SAN ANTONIO (KTSA News) — Julian Castro is defending his brother’s tweet listing the names and employers of 44 San Antonio residents who donated the maximum to Donald Trump’s presidential campaign.

Castro’s brother — Joaquin, who is a congressman — tweeted out an image featuring the list and then called out some of the people, including Bill Miller Bar-B-Q, the Pearl and Phyllis Browning.

The congressman is also Julian Castro’s campaign chairman.

The presidential candidate and former San Antonio mayor told KSAT-TV in Iowa those people built their wealth off of the Hispanic community and used that money to support a president he said is creating hate messaging against that community.

“Joaquin did that, as he said, as a lament that in our city, that is more than 60 percent Hispanic, you have companies — whether it’s Bill Miller’s or others — that have built their whole fortune off of the Hispanic community, that have a lot of Hispanic employees that are putting that money into the pocket of a politician, Donald Trump, that is putting ads on Facebook calling it an invasion and fostering hate and division toward the Hispanic community,” Julian Castro said in the television interview.

The Washington Examiner reported Wednesday six of the 44 listed on the tweet have actually donated to Joaquin Castro’s congressional campaign or Julian Castro’s municipal campaign.

The D.C. news outlet reported Friday that the donors on the list say the foray with the Castros has raised about another $1 million for the Trump campaign.

“My phone’s been lit up for two days with calls from many of the Texas 44 and others of our friends here in Texas who are outraged by Castro’s comments,” attorney R.H. Bowman told the paper. “It looks like another million dollars is now headed to support the Trump 2020 campaign from those of us who were targeted, and other Texans, including Hispanics, incidentally, whose resolve to support [the president] is only strengthened by this personal attack.”

Meanwhile, seven House Republicans have been calling for an ethics inquiry into Joaquin Castro’s tweet.

Castro’s office Friday called that effort a political ploy.
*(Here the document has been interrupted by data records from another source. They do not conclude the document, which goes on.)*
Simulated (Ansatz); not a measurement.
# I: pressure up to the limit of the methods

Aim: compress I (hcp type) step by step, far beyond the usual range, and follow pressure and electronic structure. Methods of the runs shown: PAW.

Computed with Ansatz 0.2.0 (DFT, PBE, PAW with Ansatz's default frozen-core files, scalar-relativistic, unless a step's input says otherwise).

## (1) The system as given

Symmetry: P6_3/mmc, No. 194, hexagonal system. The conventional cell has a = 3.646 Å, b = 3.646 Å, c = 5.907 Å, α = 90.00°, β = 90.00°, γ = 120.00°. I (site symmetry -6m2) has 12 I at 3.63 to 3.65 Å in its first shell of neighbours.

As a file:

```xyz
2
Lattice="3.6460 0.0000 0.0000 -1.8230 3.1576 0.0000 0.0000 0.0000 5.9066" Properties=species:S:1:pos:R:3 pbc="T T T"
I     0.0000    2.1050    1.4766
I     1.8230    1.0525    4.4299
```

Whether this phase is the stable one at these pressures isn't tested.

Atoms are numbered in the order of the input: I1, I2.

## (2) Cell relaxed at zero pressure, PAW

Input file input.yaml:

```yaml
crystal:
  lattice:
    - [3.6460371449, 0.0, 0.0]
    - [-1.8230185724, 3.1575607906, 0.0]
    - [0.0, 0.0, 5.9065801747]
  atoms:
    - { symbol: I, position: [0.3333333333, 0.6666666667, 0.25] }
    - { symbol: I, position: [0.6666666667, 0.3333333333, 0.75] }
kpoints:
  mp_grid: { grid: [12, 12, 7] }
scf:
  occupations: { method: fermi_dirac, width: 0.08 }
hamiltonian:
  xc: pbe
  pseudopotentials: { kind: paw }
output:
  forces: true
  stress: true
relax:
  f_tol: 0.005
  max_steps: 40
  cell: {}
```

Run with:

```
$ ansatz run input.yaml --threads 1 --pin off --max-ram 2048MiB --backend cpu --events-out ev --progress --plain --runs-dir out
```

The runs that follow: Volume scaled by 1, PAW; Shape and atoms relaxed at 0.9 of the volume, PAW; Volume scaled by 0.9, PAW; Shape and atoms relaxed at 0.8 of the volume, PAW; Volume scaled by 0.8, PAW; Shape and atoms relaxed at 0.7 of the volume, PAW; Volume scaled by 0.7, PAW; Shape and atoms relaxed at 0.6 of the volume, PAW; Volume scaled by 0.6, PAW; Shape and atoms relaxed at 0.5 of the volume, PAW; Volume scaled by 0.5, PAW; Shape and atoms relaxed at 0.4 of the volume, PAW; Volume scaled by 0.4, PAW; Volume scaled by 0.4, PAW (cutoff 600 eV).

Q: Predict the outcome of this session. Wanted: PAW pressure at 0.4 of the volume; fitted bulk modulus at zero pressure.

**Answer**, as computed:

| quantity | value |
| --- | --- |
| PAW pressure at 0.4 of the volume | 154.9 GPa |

“The request to the House Ethics Committee is baseless and these Members of Congress know that. The information shared by Representative Castro is publicly available through the Federal Election Commission and the kind that’s routinely reported in media outlets of every political persuasion. Their letter is a disingenuous attempt by pro-dark money, far-right legislators to limit Americans’ ability to track money in politics. They would prefer large contributions to be kept secret so that there’s no meaningful transparency in political giving,” Castro spokeswoman Katherine Schneider said in a statement. “We look forward to hearing from the Committee if the request is considered.”